Clarke-Wright Savings sits at the ideal sweet spot: near-optimal results, fast execution, rock-solid robustness, and an easy path to extend it with capacities or time windows. That is exactly why it has dominated real-world fleet routing for 60 years.

A concrete example

Picture 6 customers to deliver from a Paris-center depot, with 2 vehicles available:

Naive solution (1 vehicle per customer, 6 vehicles):

• Total cost: 2 × (4 + 5 + 8 + 6 + 9 + 7) = 78 km

With Clarke-Wright Savings and 2 vehicles:

1. Compute savings for the 15 possible pairs
2. Sort descending
3. Successive merges respecting the 2-vehicle cap
4. Possible result: Vehicle 1 = depot → A → B → D → depot (~22 km), Vehicle 2 = depot → C → F → E → depot (~28 km)

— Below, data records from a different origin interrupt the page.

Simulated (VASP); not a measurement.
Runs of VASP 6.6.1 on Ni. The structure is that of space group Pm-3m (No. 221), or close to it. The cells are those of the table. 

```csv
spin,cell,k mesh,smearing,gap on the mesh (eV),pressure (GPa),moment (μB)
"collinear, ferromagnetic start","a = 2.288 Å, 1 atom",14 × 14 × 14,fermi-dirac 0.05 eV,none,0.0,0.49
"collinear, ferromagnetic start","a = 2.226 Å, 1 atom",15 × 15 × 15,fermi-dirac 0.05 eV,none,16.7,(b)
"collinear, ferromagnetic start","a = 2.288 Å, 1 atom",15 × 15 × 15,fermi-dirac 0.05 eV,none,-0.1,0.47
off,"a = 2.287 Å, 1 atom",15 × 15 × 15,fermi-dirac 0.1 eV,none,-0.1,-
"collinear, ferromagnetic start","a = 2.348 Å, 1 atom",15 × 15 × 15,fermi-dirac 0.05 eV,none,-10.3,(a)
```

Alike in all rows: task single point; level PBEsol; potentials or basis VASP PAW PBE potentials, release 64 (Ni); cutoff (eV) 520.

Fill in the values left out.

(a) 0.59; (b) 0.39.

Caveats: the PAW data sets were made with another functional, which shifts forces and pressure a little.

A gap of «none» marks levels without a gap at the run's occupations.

• Total cost: ~50 km (-36% vs naive)

On real cases, gains of 30 to 40% over a manual "by-eye" partition are common.

Variants and extensions

The original algorithm is for the basic VRP. In practice, we enrich it:

• Capacities: each vehicle has a max load. We check on each merge that we don't exceed capacity.
• Multi-depot: several depots. Heuristic: assign each customer to the closest depot, then Clarke-Wright on each sub-problem.
• Time windows: combine with VRPTW. Only merge two routes if the resulting order respects all windows.
• Bound on vehicle count: if you want exactly M vehicles, stop merging earlier.
• Asymmetry: distance A→B can differ from B→A (one-way streets, etc.). The savings calculation remains valid.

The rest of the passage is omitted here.